Australia’s defense budget is set to increase by approximately 6 percent in real terms in fiscal year 2017-18, rising to A$34.7 billion (US$25.6 billion), according to recently release government figures. Actual spending in 2017-18 is expected to amount to A$32.5 billion, or around A$2 billion lower than the allocated budget.
The defense budget is slated to grow to two percent of GDP by 2020-21. “The 2017 budget maintains the government‘s commitment to provide Defense with a stable and sustainable funding growth path,” Australia’s Minister for Defense Marise Payne said in a statement. Australia’s defense spending is expected to increase by over 80 percent — from A$32.4 billion in fiscal year 2016-17 to A$58.7 billion in 2025-26 — over the next decade.
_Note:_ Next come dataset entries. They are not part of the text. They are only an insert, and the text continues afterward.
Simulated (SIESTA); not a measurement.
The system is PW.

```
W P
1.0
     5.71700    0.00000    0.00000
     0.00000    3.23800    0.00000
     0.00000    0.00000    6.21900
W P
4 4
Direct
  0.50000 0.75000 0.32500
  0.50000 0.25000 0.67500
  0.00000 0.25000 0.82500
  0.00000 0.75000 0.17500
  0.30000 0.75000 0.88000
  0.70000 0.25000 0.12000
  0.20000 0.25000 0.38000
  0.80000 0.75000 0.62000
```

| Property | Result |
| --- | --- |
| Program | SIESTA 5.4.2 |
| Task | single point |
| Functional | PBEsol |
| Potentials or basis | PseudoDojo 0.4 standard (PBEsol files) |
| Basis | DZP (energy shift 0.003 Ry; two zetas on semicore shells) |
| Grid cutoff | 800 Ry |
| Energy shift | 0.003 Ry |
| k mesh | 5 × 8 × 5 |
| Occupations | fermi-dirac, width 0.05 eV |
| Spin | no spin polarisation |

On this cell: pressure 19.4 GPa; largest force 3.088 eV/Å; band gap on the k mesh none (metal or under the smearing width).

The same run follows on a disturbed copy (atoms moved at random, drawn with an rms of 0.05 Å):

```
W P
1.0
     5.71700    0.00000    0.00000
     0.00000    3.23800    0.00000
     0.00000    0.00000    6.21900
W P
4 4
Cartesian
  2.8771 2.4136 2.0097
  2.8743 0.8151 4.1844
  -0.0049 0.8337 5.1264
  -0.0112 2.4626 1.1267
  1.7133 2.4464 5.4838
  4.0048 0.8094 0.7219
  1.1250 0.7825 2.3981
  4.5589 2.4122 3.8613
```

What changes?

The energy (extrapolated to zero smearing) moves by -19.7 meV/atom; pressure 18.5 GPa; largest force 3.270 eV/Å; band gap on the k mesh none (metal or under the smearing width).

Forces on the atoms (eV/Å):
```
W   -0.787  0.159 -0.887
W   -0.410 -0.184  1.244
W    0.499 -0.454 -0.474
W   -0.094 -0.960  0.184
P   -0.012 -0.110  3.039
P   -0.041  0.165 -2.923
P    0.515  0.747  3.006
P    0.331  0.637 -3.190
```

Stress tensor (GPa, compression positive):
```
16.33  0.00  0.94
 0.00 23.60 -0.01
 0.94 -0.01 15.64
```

Spending projections for the next four years show that Australia’s military is slated to receive over A$150 billion in funding by 2020-21. Australia’s defense spending is decoupled from GDP growth. “This de-coupling from GDP forecasts will avoid the need to have to regularly adjust Defense’s force structure plans in response to fluctuations in Australia’s GDP,” the 2016 Defense White Paper notes.
Australia will spend approximately A$200 billion over the next ten years under the Integrated Investment Program on new military hardware, with A$89 billion allocated for the Royal Australian Navy’s (RAN) shipbuilding program alone. Among other things, the RAN will acquire three Hobart-class Air Warfare Destroyers, nine new future frigates optimized for anti-submarine warfare, 12 new offshore patrol vessels, and 21 patrol boats.
According to Payne, the Australian government has committed around A$12.2 billion to new defense capabilities since February 2016, including:
- Approval to commence design of the 12 future submarines, to be built in Australia.
- An investment of up to A$2 billion for the Short Range Ground Based Air Defense System, which will provide the inner-most layer of Australia’s enhanced integrated air and missile capability.
- An A$500 million investment in Australia’s Electronic Warfare Support Operations to boost testing equipment, tools, and laboratories to further strengthen the Australia Defense Force’s electronic warfare capabilities.
In December 2016, Australia and France signed an intergovernmental agreement for the development and construction of 12 Shortfin Barracuda Block 1A submarines, a diesel-electric derivative of French shipbuilder Direction des Constructions Navales Services’ (DCNS) Barracuda-class nuclear attack submarine, under the Royal Australian Navy’s SEA 1000 Future Submarine Program.
Total cost for the acquisition of the 12 boats is estimated at A$50 billion (US$38.13 billion).
In April, Australia selected U.S. defense contractor Raytheon to develop a new short-range ground-based air defense system for the Australian Army. “The defense deal — approximately worth US$1.5 billion — is the first step in the development of the army’s contribution to the Australian Defense Force’s (ADF’s) Integrated Air and Missile Defense (IAMD), a program jointly established with the United States to protect ADF forces deployed in the region from ballistic missile attack,” I explained last month.
Furthermore, as I pointed out last year, the Defense White Paper foresees the following spending priorities:
Nine percent of the money will be spend on increasing intelligence, surveillance, reconnaissance, space, electronic warfare, and cyber capabilities. Eighteen percent will be allocated toward land combat and amphibious warfare upgrades, while 17 percent will be invested into strengthening strike and air combat power.
In addition, six percent is dedicated to air and sea lift capabilities and 25 percent of the A$195 billion will be spent on “key enablers” including upgrades to bases, airfields, and naval ports. The overall size of Australia’s defense force of 62,400 is slated to increase by 2,500 over the next decade.
The Royal Australian Air Force will receive a total of 72 F-35A Joint Strike Fighter aircraft, at a cost of around A$98 million per fighter jet. According to Payne, the F-35 fighter jet will provide the Australian military with “unprecedented capability to combat future threats.”